VARs scramble as PaaS is set for take-off

The burgeoning cloud platform-as-a-service market offers canny channel players a lucrative opportunity

We have lift-off: Forrester predicts the PaaS market will be worth $15bn by 2016

Following in the footsteps of the software-as-a-service (SaaS) market boom, platform-as-a-service (PaaS) is set to take the cloud computing industry by storm, as more independent software vendors (ISVs) and resellers realise the value of its offerings.

Market watcher Forrester Research expects the market to expand to $15bn by 2016.

The National Institute of Standards and Technology (NIST) defines cloud PaaS as a capability for the consumer to deploy consumer-related or acquired applications, created using programming languages and tools supported by the provider, onto the cloud infrastructure.

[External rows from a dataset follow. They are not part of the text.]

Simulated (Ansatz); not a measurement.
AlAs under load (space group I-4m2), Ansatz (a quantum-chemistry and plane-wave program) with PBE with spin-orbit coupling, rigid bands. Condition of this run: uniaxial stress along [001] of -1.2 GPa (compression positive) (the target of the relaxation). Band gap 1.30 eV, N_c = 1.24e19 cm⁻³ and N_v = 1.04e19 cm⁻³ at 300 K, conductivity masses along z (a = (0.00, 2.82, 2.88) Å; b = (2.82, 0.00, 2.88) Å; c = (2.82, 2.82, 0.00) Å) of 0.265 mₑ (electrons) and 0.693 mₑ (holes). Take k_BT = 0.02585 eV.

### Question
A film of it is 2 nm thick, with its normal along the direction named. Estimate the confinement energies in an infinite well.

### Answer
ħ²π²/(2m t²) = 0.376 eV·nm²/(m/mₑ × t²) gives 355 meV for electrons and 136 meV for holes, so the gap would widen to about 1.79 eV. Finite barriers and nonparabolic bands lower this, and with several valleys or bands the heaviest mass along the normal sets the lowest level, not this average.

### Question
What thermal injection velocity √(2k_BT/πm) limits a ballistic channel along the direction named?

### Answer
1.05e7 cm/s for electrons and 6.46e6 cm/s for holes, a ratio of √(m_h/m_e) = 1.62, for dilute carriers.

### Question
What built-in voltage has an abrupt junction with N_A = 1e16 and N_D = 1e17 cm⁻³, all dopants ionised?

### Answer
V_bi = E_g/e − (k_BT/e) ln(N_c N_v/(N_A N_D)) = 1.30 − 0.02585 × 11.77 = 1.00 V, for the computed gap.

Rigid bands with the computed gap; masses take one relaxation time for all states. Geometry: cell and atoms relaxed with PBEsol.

The consumer does not manage or control the underlying cloud infrastructure including network, servers, operating systems, or storage, but has control over the deployed applications.

A question of capability David Pratt, chief operating officer at IT services from the cloud provider ThinkGrid, said resellers should be asking themselves whether they have the capability to build, manage and run the infrastructure needed to deliver these services profitably.

Pratt continued: “Is there a quick and strong ROI opportunity in going down this costly route to delivering cloud services such as PaaS?

“With cloud computing, customers are placing critical parts of their IT in the hands of external suppliers. Resellers will need to provide strict guarantees around quality, scalability and uptime or risk failure from the outset. Partnering with existing cloud providers that have the platform and infrastructure in place is a more viable route, and one that can lead to much greater margins.”

Steve Hughes, virtualisation and cloud computing specialist at COLT, said the aim for many VARs and service partners is to become the equivalent of the virtual IT department.

“They cannot achieve that aim without applications knowledge and they cannot become application-relevant without having relevant development capabilities,” he said. “More and more these capabilities will have to be associated with PaaS.”

Flexible freedom
Hughes said PaaS provides VARs with the ability to deliver flexibility on an individual-customer basis and to add-on features and functions they do not have to build.

“At the end of the day PaaS frees VARs from the day-to-day problems of traditional software development,” he added.

Martino Corbelli, marketing director at cloud computing provider Star, said traditional ISPs are evolving into managed service providers with the infrastructure and skills to deliver PaaS.

Corbelli said: “The opportunity for VARs is to utilise the platform on offer in order to work closely with customers to deliver the specific solutions they need. VARs have always been very good at packaging their services around technology in order to add value.”

Corbelli believes VARs should be looking to partner with PaaS providers that are specialists in delivering the platform but do not have their own pro-services division to compete with their channel.

“This ensures a much more collaborative partnership and does not confuse the customer,” he said.

David Shacochis, vice president for research and development at Savvis, said while many companies end up hosting the production versions of these in-house applications on dedicated or virtualised server platforms, the appeal of PaaS environments is the rapid ability to upload code and test right away without the need to build out a server environment.

“Applications can run inside PaaS environments for extended periods of time while they are refined, tested and proven,” he said. “One opportunity in the service provider market is the creation of private PaaS environments for enterprises to use as development ‘sandboxes’ for rapid prototyping in an internally-shared environment.

“These private agile programming environments could either be built out by VARs and handed off to the enterprise, or be offered as a utility service by an IT service provider.”

A golden opportunity
Phil Rothwell, sales director at managed service provider Postcode Anywhere described PaaS as ‘rocket fuel’ for resellers and ISVs.

“There is gold in those hills. Take time to understand the cloud technology and find areas to invest in where the value delivery is clear and the risk to your client minimal,” he said.

“This is a good time to learn the trade by working closely with service providers ­ such as Postcode Anywhere; Salesforce; Amazon and NetSuite, to name but a few. Let them make the market, while you earn your crust facilitating value delivery.”

Rothwell added: “New ways of working always take time to capture the imagination of IT users, especially those that are difficult to understand and implement.

“While, in principle, most people understand why outsourcing your IT infrastructure can cut costs, the perception of loss of control, in particular of data and hardware assets, will take longer to overcome.”